Mission to the Sun

How we are going to get a better look at our star than ever before

Illustration of a spacecraft facing the sun

We live inside a bubble blown by the Sun.

The bubble is made of the solar wind – a stream of charged particles and magnetic field flung out from the Sun’s hot atmosphere .

When this tangle of particles and magnetic field reaches us, it interacts with the Earth’s magnetic field.









This field protects us, but when the Sun is in a particularly violent mood, extreme solar wind events like flares and coronal mass ejections can interrupt satellites and power grids, affecting our way of life.

The Earth's magnetic field is affected by events from the Sun

The Earth's magnetic field is affected by events from the Sun

Understanding the Sun’s moods, and how these influence the solar wind, is the aim of Solar Orbiter.

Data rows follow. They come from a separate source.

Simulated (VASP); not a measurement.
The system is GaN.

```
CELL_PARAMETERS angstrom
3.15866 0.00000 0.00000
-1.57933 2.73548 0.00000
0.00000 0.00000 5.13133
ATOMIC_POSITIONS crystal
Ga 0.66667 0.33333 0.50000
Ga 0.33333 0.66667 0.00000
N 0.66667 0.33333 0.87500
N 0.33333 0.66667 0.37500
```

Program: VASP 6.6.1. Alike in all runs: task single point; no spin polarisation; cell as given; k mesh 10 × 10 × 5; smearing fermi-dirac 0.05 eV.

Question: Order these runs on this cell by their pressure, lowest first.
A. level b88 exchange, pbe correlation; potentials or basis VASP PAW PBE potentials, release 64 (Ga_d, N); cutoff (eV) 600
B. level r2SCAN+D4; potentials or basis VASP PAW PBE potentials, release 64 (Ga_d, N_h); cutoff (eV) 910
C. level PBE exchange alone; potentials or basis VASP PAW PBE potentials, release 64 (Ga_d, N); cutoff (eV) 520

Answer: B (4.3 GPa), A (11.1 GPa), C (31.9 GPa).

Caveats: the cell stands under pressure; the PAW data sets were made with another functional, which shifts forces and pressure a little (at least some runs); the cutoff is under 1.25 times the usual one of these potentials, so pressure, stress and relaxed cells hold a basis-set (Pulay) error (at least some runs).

Solar Orbiter is a European Space Agency mission that has Imperial-built kit on board. The spacecraft will launch in February 2020 with the aim of getting an up-close look at the Sun. It will scope out our star from only 50 million kilometres distance – a fraction of the 150 million kilometres away Earth sits at.

The spacecraft will carry ten instruments on board, which will make two kinds of measurements:

• Remote measurements will be made by looking down at the Sun’s surface, through sophisticated cameras and telescopes.

• In-situ measurements will be made by sensing what’s happening in the immediate area of the spacecraft, such as with Imperial’s magnetometer, which measures the Sun’s magnetic field.

We’re used to thinking of the Sun as a uniform ball of light, but under the surface it is broiling with complex magnetic fields that can release huge amounts of energy, flinging fast-moving charged particles in our direction
Professor Tim Horbury, Principal Investigator for the magnetometer

The Earth’s magnetic field can be pictured like a bar magnet. Magnetic field lines come out from one pole, encompass the Earth, and connect back into the other pole.

The Sun, however, is writhing with much more tangled magnetic field lines looping in and out across its surface, getting stretched and squeezed and sometimes coming undone, releasing energy and particles. The particles, and with them the magnetic field, sweep out into space, changing and transforming as they go.

We have plenty of data about what these look like when they reach the Earth. But they change a lot during the journey, and measuring them closer to the Sun will allow researchers to better match what happens on the Sun’s surface – where the solar wind is created – to what blasts off into space. This could allow for better forecasts of ‘space weather’ – the effects of solar wind events at the Earth.

“We've got the combination of these wonderful instruments with a really interesting orbit,” Professor Horbury says, “which means that we get to go in close to the Sun and see what's going on its surface, and then see how that expands out into interplanetary space.”

Illustration of a spacecraft near the sun
Professor Tim Horbury in a lab

Professor Tim Horbury

Professor Tim Horbury

Extreme challenges

With such an important mission, why hasn’t it been done before?

The challenges begin, as you might expect, with temperature. But it’s not simply the heat of the Sun the spacecraft and its instruments have to contend with, it’s the huge variations of temperature. Out in the vacuum of space, there’s no atmosphere to evenly distribute heat. So, the side of the spacecraft facing the Sun, which is covered by a heat shield, will reach up to 500⁰C. Just a few metres behind this, out on a boom, the Imperial team’s magnetometer instrument will operate at -140⁰C. On the way to the Sun, however, there will be other swings – flying past Venus, the instrument will get much hotter.

Out in space, the instruments will also have to contend with radiation that we’re shielded from on Earth. The Sun throws out a lot of charged particles, which can interfere with the electronics on board, so the kit must be tested to withstand the radiation environment expected in operation around the Sun.

Before all this, there are the tumultuous conditions of launch. Solar Orbiter is a relatively small spacecraft (less than 3m across) but needs to launch atop one of NASA’s largest rockets in order to gain the speed needed to reach the inner Solar System. This means a lot of vibration as it blasts off, and a large shock when the rocket fairing separates – the nose cone protecting Solar Orbiter from the atmosphere during ascent.

Helen O'Brien holding a hand-sized piece of equipment

Helen O'Brien holding the magnetometer

Helen O'Brien holding the magnetometer

The Imperial team’s magnetometer has been extensively tested under all these conditions, sometimes using sophisticated equipment, and sometimes, in the case of fairing separation shock, using lower-budget tests (a ‘really huge hammer’ applied to a table the instrument was bolted to).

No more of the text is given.